The body is the Boch Frères Keramis design collectors call the "Pineapple" — catalogue Model 1118 — made at La Louvière in the 1920s. A geometric relief is moulded straight into the ovoid form, reading as the diamond-grid skin of a pineapple, and the whole is sealed under a pale ivory craquelure that catches light gently over the raised pattern. For Catteau it's a quiet design, made by shape and glaze rather than by colour, and the pistachio silk shade keeps that mood, leaving the relief to do the talking.
The vase belongs to the most important name in modern Belgian ceramics, and the "Pineapple" is one of the forms his Boch Frères work is best remembered by.
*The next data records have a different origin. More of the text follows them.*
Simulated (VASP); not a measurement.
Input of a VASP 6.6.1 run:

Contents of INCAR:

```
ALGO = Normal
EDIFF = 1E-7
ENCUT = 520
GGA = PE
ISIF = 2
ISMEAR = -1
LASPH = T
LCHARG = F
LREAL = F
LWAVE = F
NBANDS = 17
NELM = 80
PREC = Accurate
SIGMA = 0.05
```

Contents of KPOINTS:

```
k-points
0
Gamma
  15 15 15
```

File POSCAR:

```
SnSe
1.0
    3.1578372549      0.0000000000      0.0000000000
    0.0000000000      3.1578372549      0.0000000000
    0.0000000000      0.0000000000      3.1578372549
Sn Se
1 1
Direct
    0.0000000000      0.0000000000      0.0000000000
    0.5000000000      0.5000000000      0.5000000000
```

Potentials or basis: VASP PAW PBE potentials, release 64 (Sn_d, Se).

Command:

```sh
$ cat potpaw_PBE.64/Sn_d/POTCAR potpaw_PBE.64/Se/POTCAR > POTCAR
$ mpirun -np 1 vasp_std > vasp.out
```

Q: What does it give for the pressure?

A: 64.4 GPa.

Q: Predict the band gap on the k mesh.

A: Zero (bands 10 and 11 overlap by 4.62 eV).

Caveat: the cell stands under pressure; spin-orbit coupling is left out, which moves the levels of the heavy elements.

About Charles Catteau & Boch Frères Keramis
Catteau (1880–1966) studied at Sèvres, passed briefly through Nymphenburg, and arrived at Boch Frères Keramis in La Louvière in 1906, running its Atelier de Fantaisie until 1948. The studio under him turned out hundreds of Art Deco designs — Japonisme, African and Cubist motifs reworked through ambitious new glazes — all in service of his idea that finely made ceramics should be within everyone's reach. He pushed Belgian pottery onto the world stage, not least with a top prize at the 1925 Paris exhibition whose name later attached itself to the whole style.